Firewall Wizards mailing list archives

Re: Top Secret DOD Data over the Public Internet? Thoughts?


From: "Marcus J. Ranum" <mjr () ranum com>
Date: Fri, 20 Aug 2004 14:27:48 -0400

Christopher Hicks wrote:
Maybe if we weren't spending so much money sacrificing our military might in the Middle East we'd have enough money 
left over to run our Top Secret network?

That is utterly bogus logic. There's plenty of money; the problem is that it's
not spent efficiently since the government has virtually no in-house expertise
and outsources everything to beltway bandits for implementation. The
Government spends massive amounts of money on information technology;
"lack of money" is not the issue; it is the expense that comes from
"lack of clue."

If you read the article and are at all familiar with the DOD's GIG plans, you'll
know it's not about cost; it's about availability, ubiquity, and failover. The next
generation army cannot unroll a T-1 line behind them as they go; the question
is how to leverage existing bandwidth to accomplish a mission. Obviously,
security and trust boundaries are a huge question mark in that discussion.
But it's a discussion worth having. It's being had - but not in this forum. :)

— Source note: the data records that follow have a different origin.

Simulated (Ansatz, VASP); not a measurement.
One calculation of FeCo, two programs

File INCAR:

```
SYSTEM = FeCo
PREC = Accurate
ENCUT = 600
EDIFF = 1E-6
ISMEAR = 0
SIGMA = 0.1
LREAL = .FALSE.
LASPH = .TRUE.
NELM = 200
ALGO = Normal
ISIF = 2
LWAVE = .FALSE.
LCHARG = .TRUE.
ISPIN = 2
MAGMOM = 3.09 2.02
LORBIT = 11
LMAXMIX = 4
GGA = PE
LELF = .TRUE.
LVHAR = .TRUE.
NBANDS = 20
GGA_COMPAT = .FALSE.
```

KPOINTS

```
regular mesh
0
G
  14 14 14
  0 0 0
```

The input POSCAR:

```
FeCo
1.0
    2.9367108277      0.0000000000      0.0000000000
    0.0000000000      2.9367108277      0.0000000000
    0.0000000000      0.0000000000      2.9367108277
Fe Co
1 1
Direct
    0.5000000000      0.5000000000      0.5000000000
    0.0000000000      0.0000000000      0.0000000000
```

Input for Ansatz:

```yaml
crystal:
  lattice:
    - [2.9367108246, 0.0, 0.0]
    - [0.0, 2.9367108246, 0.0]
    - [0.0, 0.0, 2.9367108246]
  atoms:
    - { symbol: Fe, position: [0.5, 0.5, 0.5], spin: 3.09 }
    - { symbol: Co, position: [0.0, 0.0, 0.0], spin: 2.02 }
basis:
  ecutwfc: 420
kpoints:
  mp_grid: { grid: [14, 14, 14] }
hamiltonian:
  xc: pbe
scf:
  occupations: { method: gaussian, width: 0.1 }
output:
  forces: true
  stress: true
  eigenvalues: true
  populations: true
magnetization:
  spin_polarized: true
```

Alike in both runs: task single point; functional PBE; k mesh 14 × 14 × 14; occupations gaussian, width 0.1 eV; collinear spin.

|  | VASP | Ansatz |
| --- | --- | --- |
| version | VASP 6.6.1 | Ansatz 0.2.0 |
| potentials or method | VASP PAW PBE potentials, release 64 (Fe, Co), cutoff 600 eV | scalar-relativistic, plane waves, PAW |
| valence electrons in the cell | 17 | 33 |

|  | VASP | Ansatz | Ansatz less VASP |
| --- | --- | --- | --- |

Another thing to consider: that article appeared to be based on comments
from someone at DISA. You need to understand that, like with every other
large multi-agency project, GIG is beset with politics. It is possible that
what we are seeing is one agency peeing on another's plans to the media
in an attempt to derail their approach in favor of another one. In The
Government right now security is in an interesting spot: there's budget
for it so grabbing for the feed-bag is attractive to empire-builders, but
it's hard and there's a chance of failure and consequent damage to
the empire being built. Typically that translates to calls for more money,
because when you're working with beltway bandits and you have no
in-house IT expertise, having lots of extra $$ to blow is seen as a
hedge against failure.

 As much of a pain in the butt as physically seperate is to maintain we've seen clearly given how various widely 
respected crypto algorithms have been undermined just in recent weeks that as vital and necessary as crypto is that 
it doesn't provide a complete solution.

When I read that article, the only thing I could interpret it as was an
attempt by the DISA spokesperson to pee on someone else's idea.
But - yes - there are bad ideas in play and they may come to fruition.
Goodness, me, that's never happened before! :)

We won't have to worry about anybody at Los Alamos losing hard drives anymore when our Latest Terrorist can just 
crack a poorly administered firewall.

Then which is the greater threat? The Terrorist, or the lack of good
administration?

Our "digital Pearl Harbor" is staring is in the face, and we've already
lost it. It happened in the 90's when The Government decided that
in-house expertise was too expensive and outsourcing everything
to beltway bandits made more sense. The result is a federal IT
staff that know how to read powerpoints and proposal responses.
They don't manage those firewalls, they're managed by contractors.
By the lowest bidder in many cases.

mjr.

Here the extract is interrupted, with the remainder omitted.